Herbert Stein's law, "Things that cannot go on, won't," is one of the best laws of politics. It works for fiscal issues and it usually works for politics as a whole. The British Labour party, however, is currently working to try to disprove this rule. To do them justice they are having a good stab at doing so, which suggests that the maxim should perhaps be re-written: "Things that cannot go on sometimes do."
Consider the latest developments in the party's recent unhappy history. Earlier this month the party's specially commissioned inquiry into anti-Semitism within the party found the party not guilty of this bigotry for the second time in six months. Yet at the launch of these findings, a grassroots member of Jeremy Corbyn's wing of the party verbally bullied a female Jewish Labour MP until she left in tears, and Jeremy Corbyn himself appeared to compare the Jewish state with ISIS. Although this episode captured some headlines, it was a mere footnote alongside the other catastrophes in the Labour party.

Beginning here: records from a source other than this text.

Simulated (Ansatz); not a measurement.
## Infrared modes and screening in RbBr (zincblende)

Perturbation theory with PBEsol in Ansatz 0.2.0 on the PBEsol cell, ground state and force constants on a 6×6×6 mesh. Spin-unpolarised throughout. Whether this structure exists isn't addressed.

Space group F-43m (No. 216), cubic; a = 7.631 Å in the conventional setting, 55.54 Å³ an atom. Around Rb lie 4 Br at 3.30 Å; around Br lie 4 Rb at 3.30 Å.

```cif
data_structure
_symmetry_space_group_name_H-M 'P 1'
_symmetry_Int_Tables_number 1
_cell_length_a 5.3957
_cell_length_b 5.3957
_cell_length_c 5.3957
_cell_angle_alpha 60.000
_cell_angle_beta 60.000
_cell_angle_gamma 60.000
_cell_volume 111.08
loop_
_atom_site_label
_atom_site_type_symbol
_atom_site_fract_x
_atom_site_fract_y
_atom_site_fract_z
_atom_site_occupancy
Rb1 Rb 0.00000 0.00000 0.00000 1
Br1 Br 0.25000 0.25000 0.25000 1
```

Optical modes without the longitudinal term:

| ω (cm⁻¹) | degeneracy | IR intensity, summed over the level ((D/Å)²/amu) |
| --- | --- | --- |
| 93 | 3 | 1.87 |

UK Labour party leader Jeremy Corbyn (left) appears at a press conference with left-wing campaigner Shami Chakrabarti (right), to present the findings of an inquiry into the Labour party's anti-Semitism, June 30, 2016.
At the same time as this was going on, Labour MPs attempted a coup to get Jeremy Corbyn out of his position as head of the party. A carefully orchestrated set of resignations from his Shadow Cabinet came in every couple of hours until almost all of the Shadow Cabinet had resigned. Corbyn also lost the support of the deputy leader of the party, Tom Watson. A no-confidence motion saw 172 Labour MPs vote to say that they had no confidence in their party leader, while only 40 Labour MPs supported the party leader. This move meant that Jeremy Corbyn began to have significant trouble finding enough supporters in the Parliamentary Labour party to fill up his shadow cabinet. The joke in Westminster was that those few who did stay loyal to him would find themselves having to hold multiple briefs, so that somebody might easily find themselves being appointed Shadow Home Secretary and Shadow Foreign Secretary.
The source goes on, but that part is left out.